Jones admitted he is not the most likely of authors for a book of this type, but following quick inspection, it (and he) makes sense. Jones seeks routes out of poverty for the urban poor and the formerly incarcerated. His native California is more desperate for solutions than most states.

Solar panels soak up some rays near the Ironwood State Prison in Blythe, Calif. Last week, the state unveiled a 1.18 megawatt solar-power plant at the prison that provides enough electricity to power a quarter of the facility
Jones is thinking big. The creation of jobs, personal prosperity and regional economic growth would need to be unprecedented if it were to mop up the wasted lives and wasted dollars of the California Youth Authority & the CDCR let alone the gross deficit of California’s halting economy (For your interest I read that over 20% of California households owe more on money toward their mortgage than their house is actually worth).

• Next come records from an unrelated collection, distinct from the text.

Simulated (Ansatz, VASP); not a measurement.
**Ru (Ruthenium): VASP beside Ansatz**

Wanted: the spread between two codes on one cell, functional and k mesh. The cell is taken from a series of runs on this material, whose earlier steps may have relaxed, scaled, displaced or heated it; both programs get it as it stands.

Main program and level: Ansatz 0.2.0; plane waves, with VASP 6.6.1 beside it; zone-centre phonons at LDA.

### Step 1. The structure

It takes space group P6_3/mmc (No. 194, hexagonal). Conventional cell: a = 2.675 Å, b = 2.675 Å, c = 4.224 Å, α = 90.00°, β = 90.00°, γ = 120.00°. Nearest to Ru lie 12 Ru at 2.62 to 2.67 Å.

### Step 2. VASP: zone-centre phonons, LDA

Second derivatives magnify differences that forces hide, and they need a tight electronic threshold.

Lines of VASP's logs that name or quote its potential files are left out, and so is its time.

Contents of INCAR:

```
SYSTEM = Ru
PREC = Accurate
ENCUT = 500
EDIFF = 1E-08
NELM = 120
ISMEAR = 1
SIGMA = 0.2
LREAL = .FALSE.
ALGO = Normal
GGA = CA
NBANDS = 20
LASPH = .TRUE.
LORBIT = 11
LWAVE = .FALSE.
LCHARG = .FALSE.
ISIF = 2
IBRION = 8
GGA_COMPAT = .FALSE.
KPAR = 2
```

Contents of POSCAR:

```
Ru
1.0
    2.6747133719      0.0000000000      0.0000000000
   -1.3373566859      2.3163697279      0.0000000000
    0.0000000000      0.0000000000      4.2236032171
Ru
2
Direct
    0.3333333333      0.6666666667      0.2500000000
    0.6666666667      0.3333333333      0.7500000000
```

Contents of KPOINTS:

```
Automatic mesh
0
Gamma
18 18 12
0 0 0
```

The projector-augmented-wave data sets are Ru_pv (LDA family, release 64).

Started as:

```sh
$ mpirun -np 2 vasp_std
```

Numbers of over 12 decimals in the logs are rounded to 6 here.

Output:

It seemed that I had, accidentally, skirted the same issues Jones works with. How do you give enough previously disenfranchised people enough work and pride to reverse social histories of crime and transgression? If the state intervenes, prematurely or not, where friends and family cannot succeed, it absolutely must begin when the offender is committed to an institution. And yet, as I noted in my previous post only 5,400 inmates are involved in PIA work. (This figure doesn’t factor for the number of inmates in retraining programs, which fluctuates. I’ll get back to you) The fact remains, the CDCR is overcrowded and not investing in rehabilitation adequately. All education and vocational training is fully subscribed.
The unremarkable photograph (above) of the first CDCR solar field at Ironwood State Prison, which I wrongly attributed to Wasco, and used as for closing cynical footnote about watercolour painting is perhaps worth revisiting.
The fields are in the middle of nowhere, because most newly constructed prisons are in the middle of nowhere. I wonder if there could be a conspiracy of persuasion to bring SunEdison or any of their partners and competitors to these remote locations with an inactive but very willing pool of men, set up factories and operations and train inmates during their sentences?
I would like to ask Van Jones if he considers the current CDCR and/or the developing green economy infrastructure flexible enough to execute a long term retraining programme within California’s prison system. How plausible is it that the new green economy can benefit the imprisoned population of America? I believe Jones when he says we can reach out to the urban poor and provide training schemes. I believe Jones when he expects government support to launch thousands, even millions, of jobs and through doing so gives rise to a multitude of career paths that emerge, shape and change along with the renewable energy industry.
That said, I am skeptical that this herculean social project could dovetail easily with the federal and state prison systems of America. People are suspicious of corporations involved in state corrections; people may be shocked to inaction when learning of the massive investment and rarified leadership required for a large scale prison works programme; people know that historically the prison is hard to access; people may suspect no return on its tax dollars.
Logistically, anything is possible. But culturally many things are proscribed. The political will to enact a sweeping reform of prison training based upon a new-green-economy-doctrine may wither quickly when confronted with public opinion and economic depression. I fear prisoners will get ignored for another generation and pushed oncemore to the bottom of the priority list.